Greg: Estes is a snake, but to borrow a turn of phrase, that's a "known unknown." Estes and Carrie have a history, and there was a point last season where Estes hinted that she played him to the point where he can only see his kids on the weekends. That's a history that hasn't been deeply explored. As much as I believe that whole thing was just a "friends with benefits" thing (by benefits, I mean career benefits), I'm not sure we will ever get an answer.
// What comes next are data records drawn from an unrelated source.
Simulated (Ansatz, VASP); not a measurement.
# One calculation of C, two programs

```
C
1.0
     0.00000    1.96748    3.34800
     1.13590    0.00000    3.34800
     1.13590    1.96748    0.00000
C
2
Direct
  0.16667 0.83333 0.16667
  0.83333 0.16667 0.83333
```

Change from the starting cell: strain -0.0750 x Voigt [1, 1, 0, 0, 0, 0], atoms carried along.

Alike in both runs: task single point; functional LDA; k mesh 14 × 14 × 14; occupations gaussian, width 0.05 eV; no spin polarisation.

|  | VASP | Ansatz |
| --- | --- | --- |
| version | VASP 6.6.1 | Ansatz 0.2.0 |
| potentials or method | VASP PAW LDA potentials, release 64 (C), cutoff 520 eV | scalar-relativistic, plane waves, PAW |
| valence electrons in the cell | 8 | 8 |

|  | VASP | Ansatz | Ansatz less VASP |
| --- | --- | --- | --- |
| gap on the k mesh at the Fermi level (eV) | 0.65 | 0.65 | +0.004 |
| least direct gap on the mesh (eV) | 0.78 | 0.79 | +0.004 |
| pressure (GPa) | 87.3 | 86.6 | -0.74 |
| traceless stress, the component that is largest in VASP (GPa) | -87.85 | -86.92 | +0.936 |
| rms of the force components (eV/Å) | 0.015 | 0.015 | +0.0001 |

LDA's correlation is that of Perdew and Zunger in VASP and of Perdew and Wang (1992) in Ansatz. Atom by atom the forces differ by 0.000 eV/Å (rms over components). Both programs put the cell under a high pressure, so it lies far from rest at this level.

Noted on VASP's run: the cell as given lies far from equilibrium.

On the other side of the show, the noose is starting to tighten around Brody's neck. All of his Marine buddies from "Uncle Mike" to the drunken, Lt. Dan-esque conspiracy theorists read him the riot act about the holes in Tom Walker's sniper alibi. They know something's up. The bar scene provided us with one of the best looks into Brody's psyche about this entire ordeal. When Brody says "Tom Walker stopped being a Marine the day he turned," he pauses, closes his eyes, and drops his head, almost in a realization that he could have placed his own name in that declaration. Brody ultimately helps Nazir in the episode, but his comfort with his "mission" is clearly not at the same level as it was a season ago. I think Brody is starting to realize that he may still be a prisoner of war despite his physical freedom.
Tierney: Brody struggled a bunch of times in this episode. There were a lot of moments where Congressman Brody and Nazir-ally Brody come into conflict (I am not saying "terrorist Brody," because I don't think he believes he is a terrorist), and it visibly shows. Specifically, the cocktail party where Vice President Walden reveals only four of the five Iranian nuclear sites were hit, it gives Brody pause — literally. He is clearly uncomfortable associating with the government officials behind the kinds of attacks that killed Issa. A cold-blooded terrorist could play a double agent much more smoothly, but Brody continually, though subtly, falters in the role. He even explicitly verbalizes his internal conflict at the end of the scene when Jessica asks about throwing a veterans fundraiser: "You know the people hosting this party? They make bombs. You really want to help veterans, you take out everyone in this room."
What a chilling statement, considering that was essentially his plan in the Season 1 finale. I keep waiting for these moments—the pauses, when he challenges his government colleagues (think back to last week when he is shocked Estes doesn't know the number of drones in service), and outbursts like that—to throw up a red flag to those around him that something is up with this guy. But Jessica and everyone else would rather project what they want to see in "Congressman Brody." As you mentioned, it's his Marine buddies who really "tighten the noose" by pressing him on Walker. In classic Homeland-style irony, they don't know how right they are that Brody knows the circumstance's of Walker's fate.
Greg: So now we are left to wonder who confronts Brody first? Saul? Carrie? Mike? Jessica? Dana? I've been racking my brain on the direction this season is going to take, and if it's going to result in a stunted story arc. A senior member of the CIA now knows the truth about Brody. Is there any possible way for him to wriggle out of this, and string it out over the course of 10 episodes? If he's caught, where does the show go from there?
Tierney: I mean, who does Saul call first — his boss, Estes, or Carrie, the person who deserves to know first that she was right all along (especially after her melt-down of self-doubt on the roof top)?
Maybe the bigger question is where does Carrie go from here? I imagine if/when Brody is exposed, she will have to carry the show into its next major arc, unless it ends when Brody's arc does. I really like the detail that she went rogue to meet her asset, Fatima. It's a decision she shrugs off to Saul, but I think is actually really telling of her character. One, this is her being a good spy: She knew Fatima would not have divulged that secret Nazir meeting to her with Saul or anyone else hanging around. Two, deliberately or subconsciously, she knew she needed to make herself indispensable to the mission and the CIA as a whole: She is not going let herself be Estes's pawn.